Fast formula to get the range a number is in, given a perfect binary subdivision?

Question

Mind the set of positive integers from 0 til L exclusive. For any positive integer n up to log2(K), can split the set in 2^n consecutive subsets of equal length. For example, for L = 256, n = 3, we'd get 2^3, or 8, subsets: {0..31}, {32..63}, {64..95}, {96..127}, {128..160}, {160..191}, {192..223}, {224..255}.

Let f(L,n,i) : Nat -> Nat -> Nat -> (Nat,Nat) return, given an arbitrary L and n, the subset that some i is contained in. For example, for f(256,3,100) = (96,127), because, if we divide the 0..255 range in 2^3 subsets, then number 100 is contained in the subset ranging from 96 to 127.

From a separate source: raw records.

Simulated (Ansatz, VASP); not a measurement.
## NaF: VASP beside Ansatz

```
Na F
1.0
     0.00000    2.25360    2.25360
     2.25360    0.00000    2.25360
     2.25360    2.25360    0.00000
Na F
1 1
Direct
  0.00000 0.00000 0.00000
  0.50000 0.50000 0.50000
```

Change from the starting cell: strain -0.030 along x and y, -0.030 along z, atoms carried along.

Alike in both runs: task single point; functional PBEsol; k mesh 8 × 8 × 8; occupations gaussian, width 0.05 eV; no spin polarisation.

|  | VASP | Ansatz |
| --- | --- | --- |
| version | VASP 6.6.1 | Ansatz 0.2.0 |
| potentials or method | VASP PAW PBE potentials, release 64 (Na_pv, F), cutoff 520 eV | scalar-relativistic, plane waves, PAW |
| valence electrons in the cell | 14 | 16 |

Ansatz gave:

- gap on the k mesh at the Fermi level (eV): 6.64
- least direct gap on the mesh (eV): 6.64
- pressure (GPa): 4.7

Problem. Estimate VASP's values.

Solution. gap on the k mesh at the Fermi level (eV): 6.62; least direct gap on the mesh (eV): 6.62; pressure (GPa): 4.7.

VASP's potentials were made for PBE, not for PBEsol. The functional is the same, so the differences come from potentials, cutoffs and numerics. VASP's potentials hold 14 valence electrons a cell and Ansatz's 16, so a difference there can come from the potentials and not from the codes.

My question is, what is a fast implementation of f? I wonder if it is possible to do so in constant time, with just a few bitwise operations.

Answer 1

Quite obviously, just compute the length of each subset (l), divide i by l, and take the floor k. The desired range goes from l*k to l*(k+1)-1. In JavaScript:

function subrange_of_i(L, n, i) {
  var l = L / (2 ** n); // or just `L >>> n`
  var k = Math.floor(i / l);
  return [l*k, l*(k+1)-1];
};

(TODO: convert to C for the sake of this answer.)

Answer 2

This works:

#include <stdio.h>

typedef struct { int a, b; } pair;

pair f(int L, int n, int i) {
    int len = L / (1 << n);
    int a = i / len * len;
    return (pair) { a, a + len - 1 };
}

int main() {
    pair p = f(256, 3, 100);
    printf("%d %d\n", p.a, p.b);
}

I am not good with floating point, but looping works as expected:

#include <stdio.h>
#include <math.h>

typedef struct { double a, b; } paird;

paird fd(double L, double n, double i) {
    double len = L / pow(2, n);
    double a = 0, b;
    while (b = a + len, b < i) {
        a = b;
    }
    return (paird){ a, b };
}

int main() {
    paird p = fd(127, 7, 100);
    printf("%f %f\n", p.a, p.b); // (99.218750, 100.210938)
}